The joke that sparked Keith Richards and Tom Waits’ friendship

News The joke that sparked Keith Richards and Tom Waits’ friendship

The musical collaboration between Keith Richards and Tom Waits has endured for almost four decades. It wasn’t until both artists had firmly established themselves – Richards with The Rolling Stones and Waits navigating the singer-songwriter movement of the 1970s – that they joined forces.

The mutual appreciation for traditional American musical genres eventually united Richards and Waits for the first time on Waits’ seminal 1985 album, Rain Dogs. “There was something in there that I thought he would understand,” Waits later explained, adding: “I picked out a couple of songs that I thought he would understand, and he did. He’s got a great voice, and he’s just a great spirit in the studio. He’s very spontaneous, he moves like some kind of animal.”

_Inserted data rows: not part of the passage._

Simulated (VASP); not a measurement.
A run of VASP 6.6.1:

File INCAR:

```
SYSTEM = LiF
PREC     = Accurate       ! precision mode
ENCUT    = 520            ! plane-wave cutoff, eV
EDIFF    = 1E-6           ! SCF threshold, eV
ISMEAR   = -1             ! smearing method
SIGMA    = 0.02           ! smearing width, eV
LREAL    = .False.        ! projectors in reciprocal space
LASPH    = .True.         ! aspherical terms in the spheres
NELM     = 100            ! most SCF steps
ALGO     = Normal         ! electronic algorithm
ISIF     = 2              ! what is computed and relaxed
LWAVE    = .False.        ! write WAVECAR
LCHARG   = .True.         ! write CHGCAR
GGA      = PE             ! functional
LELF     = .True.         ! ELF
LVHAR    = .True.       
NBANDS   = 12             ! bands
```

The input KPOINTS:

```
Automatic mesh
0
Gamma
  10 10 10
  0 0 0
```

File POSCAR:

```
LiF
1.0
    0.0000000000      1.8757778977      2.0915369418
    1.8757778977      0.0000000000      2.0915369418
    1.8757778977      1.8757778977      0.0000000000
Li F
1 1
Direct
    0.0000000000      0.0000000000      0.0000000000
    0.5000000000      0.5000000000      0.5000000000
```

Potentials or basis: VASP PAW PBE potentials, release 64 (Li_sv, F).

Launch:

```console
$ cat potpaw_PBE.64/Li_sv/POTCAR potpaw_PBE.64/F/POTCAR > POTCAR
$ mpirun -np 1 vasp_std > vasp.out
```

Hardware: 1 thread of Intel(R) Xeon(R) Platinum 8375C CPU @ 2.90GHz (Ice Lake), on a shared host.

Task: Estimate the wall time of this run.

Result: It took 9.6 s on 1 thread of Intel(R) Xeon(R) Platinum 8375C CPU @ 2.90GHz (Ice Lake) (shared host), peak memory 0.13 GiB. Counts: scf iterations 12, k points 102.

Waits swiftly reciprocated by lending his vocals as a backing vocalist on The Rolling Stones’ Dirty Work album the following year. The bond between Richards and Waits endured, leading to their collaboration on the co-written and duet track ‘That Feel’ from Waits’ 1992 album, Bone Machine. In 2011, Richards played a role in four songs on Waits’ 17th studio album, Bad As Me. Even after all those years, Richards maintained a profound connection with Waits’ music.

The foundation of their musical connection is rooted in a sincere and warm personal rapport. Richards characterises Waits as “a real rhythm man”, and in his characteristically idiosyncratic manner, Waits compares him to “a frying pan made from one piece of metal. He can heat it up really high and it won’t crack, it just changes colour.”

However, the very first rendezvous seemingly came to fruition due to a lighthearted joke suggested by Waits. “I said, ‘What about Keith Richards?’” Waits later recalled, putting forward Richards’ name as a potential collaborator on Rain Dogs. “I was just joking, but somebody went ahead and called him, and he said, ‘Yeah’. I said, ‘Now we’re really in trouble…’”

Richards then entered the New York studio, indulged in some Cutty Sark, and contributed to ‘Blind Love’, ‘Union Square’, and ‘Big Black Mariah’. Waits’ usual explanation was that the guitarist was settling a financial debt. However, the pair went on to develop a genuine, mutual connection as a result of realising their own shared passions for music and sonic exploration.

“Musically, what I noticed about Keith, is he’s really big on detail,” Waits added in the 2015 Netflix documentary Keith Richards: Under the Influence. “And you have to be if you’re an archaeologist. You insist on locality data, you know? Not only where something came from but what are the principles and properties of it. He’s like a London cabbie that has the knowledge; only he has that in music.”